In preparation for my TED talk at this Saturday’s TEDxSF Alive! Maximum Living as a Human conference in San Francisco, I’ve shared my ideas on the fundamental flaw in how contemporary American culture has designed the human life cycle. ChangingAging readers are familiar with my characterization of this problem as a “Cult of Adulthood.”
To fully understand the cult of adulthood it’s necessary to look back at the history of the baby boom generation and its outsized influence on our culture, first during the turbulent 1960s, but more importantly what happened when they seized the reins of power as adults.
When, at last, the Boomers attained the full measure of adulthood, their generational force
field shifted along with them. Youthful rebellion no longer looked quite so compelling. Play time was over. What had previously been utterly ordinary and humdrum adult virtues like diligence, vigor, competitiveness, productivity and effectiveness were abruptly elevated to the status of cardinal cultural virtues.
Given the ability of the Boomer generation to MAGNIFY its stage in the lifecycle, ADULTHOOD quickly became the standard against which all of us, young and old alike, would be
judged.
Changes that are this pervasive can be hard to describe, even in retrospect, but here are a few examples of what I am talking about. As the Boomers charged into adulthood, America’s favorite non-alcoholic drug changed from THC to caffeine and Starbucks became a household name. On the bookshelf, the Ram Dam classic “Be Here Now” gave way to that classic work of efficiency porn— “The Seven Habits of Highly Effective People.” A hero of the counter-culture who once said “don’t trust anyone other 30,” embraced Wall Street and died a millionaire.

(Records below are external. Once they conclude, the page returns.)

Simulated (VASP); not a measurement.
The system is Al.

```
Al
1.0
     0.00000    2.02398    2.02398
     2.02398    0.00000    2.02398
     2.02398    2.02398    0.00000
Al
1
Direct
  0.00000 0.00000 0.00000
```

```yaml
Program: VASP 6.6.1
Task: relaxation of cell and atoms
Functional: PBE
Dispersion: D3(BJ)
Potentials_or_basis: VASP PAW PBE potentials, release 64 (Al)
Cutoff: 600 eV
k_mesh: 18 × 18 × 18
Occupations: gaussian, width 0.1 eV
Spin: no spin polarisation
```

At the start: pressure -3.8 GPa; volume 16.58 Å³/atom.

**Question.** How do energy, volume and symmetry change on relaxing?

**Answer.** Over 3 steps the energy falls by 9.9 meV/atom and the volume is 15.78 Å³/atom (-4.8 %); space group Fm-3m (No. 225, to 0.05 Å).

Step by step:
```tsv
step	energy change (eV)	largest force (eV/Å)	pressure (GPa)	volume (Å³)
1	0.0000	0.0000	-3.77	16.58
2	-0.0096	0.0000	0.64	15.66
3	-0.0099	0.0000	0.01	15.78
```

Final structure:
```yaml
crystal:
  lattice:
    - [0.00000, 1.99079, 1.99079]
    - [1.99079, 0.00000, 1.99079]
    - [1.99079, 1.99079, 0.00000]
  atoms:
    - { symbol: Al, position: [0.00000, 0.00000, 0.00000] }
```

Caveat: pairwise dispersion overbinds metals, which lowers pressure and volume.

In the years since the Boomers “grew up,” we have witnessed the greatest explosion of productivity enhancing technology the world has ever known. These fantastic new tools and technologies could have brought a new era of art, leisure and human creativity into being. Instead, we gotten tangled up in a tech-driven ultra-high-efficiency feedback loop that we have little hope of escaping. Even worse, we don’t want to escape, we pride ourselves on how hard we work, how much we have to do and how little time we have.
And the result? The concept of elderhood was wiped off the cultural map.